A favorite story about me (stop me if you’ve heard it) is about the time when I was three years old and they found me crying in the closet at my grandparents’ house with a huge book open on my lap. The problem? I was mad at myself because I couldn’t read it.
And that pretty much sums up a big part of my personality.
I operate under the delusion that I should be able to do anything whether I know how to do it or not. Running tangent to this delusion is my bad habit of doing everything the hard way. Throw in my inability to ask for help and my overwhelming stubborn streak, and I am a recipe for minor explosions. And being the creative type, they occur more frequently than I’d like.
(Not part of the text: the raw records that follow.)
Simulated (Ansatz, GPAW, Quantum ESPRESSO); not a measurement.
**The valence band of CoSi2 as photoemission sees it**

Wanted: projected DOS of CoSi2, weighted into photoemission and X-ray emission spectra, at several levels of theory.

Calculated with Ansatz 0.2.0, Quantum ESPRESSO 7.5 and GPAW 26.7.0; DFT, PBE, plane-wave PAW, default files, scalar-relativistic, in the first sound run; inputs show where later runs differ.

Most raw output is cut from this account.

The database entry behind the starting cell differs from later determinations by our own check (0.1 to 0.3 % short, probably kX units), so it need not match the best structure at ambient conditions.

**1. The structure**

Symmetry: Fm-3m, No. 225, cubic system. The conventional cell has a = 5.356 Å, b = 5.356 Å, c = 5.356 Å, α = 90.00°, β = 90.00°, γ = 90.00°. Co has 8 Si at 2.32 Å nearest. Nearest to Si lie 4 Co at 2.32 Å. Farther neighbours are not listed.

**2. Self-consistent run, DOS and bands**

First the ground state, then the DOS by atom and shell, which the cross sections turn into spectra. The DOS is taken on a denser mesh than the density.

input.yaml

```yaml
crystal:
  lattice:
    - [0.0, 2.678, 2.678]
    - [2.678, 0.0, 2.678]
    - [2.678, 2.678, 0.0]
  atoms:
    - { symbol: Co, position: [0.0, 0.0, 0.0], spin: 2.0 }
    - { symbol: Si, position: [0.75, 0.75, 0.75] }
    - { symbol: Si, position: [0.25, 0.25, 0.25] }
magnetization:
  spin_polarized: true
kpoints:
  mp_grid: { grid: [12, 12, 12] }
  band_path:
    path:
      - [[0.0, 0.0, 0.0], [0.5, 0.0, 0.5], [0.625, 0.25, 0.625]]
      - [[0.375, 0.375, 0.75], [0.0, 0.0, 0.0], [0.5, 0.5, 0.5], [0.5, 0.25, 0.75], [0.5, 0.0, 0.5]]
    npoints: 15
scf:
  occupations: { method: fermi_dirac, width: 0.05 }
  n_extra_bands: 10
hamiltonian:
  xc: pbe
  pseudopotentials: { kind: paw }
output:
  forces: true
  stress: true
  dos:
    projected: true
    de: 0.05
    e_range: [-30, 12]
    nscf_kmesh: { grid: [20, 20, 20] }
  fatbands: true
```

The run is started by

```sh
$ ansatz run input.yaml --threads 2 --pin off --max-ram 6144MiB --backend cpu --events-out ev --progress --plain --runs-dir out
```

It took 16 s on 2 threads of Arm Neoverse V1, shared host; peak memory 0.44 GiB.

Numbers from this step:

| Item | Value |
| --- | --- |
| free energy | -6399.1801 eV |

My most recent tantrum was about Book ’em, Danno, the podcast that is yet to be. I attempted some recordings for it one night and was so dissatisfied with what I had done that I went on Twitter to declare myself a failure as a podcaster and effectively cancelled the project.
And then two days later, I decided to try again.
That’s the usual outcome of my tantrums. I get frustrated, I get fed up, I chuck it in the fuck it bucket, and then end up digging it back out again.
Believe me. It’s just as annoying to me as it is to you.
But for whatever reason, it’s the way I work. It’s not very efficient. Laws knows that it’s not good for my blood pressure or my sanity. I don’t care to count how many projects I’ve rage-quit and then come back to and successfully finished. I do my best to keep these tantrums to myself because I know how likely it is that I’ll change my mind.
Yeah. If you see me having a bit of a meltdown about something I’m working on, just give me a little sympathy, pat me on the back, and rest assured that I’ll get it done in the end.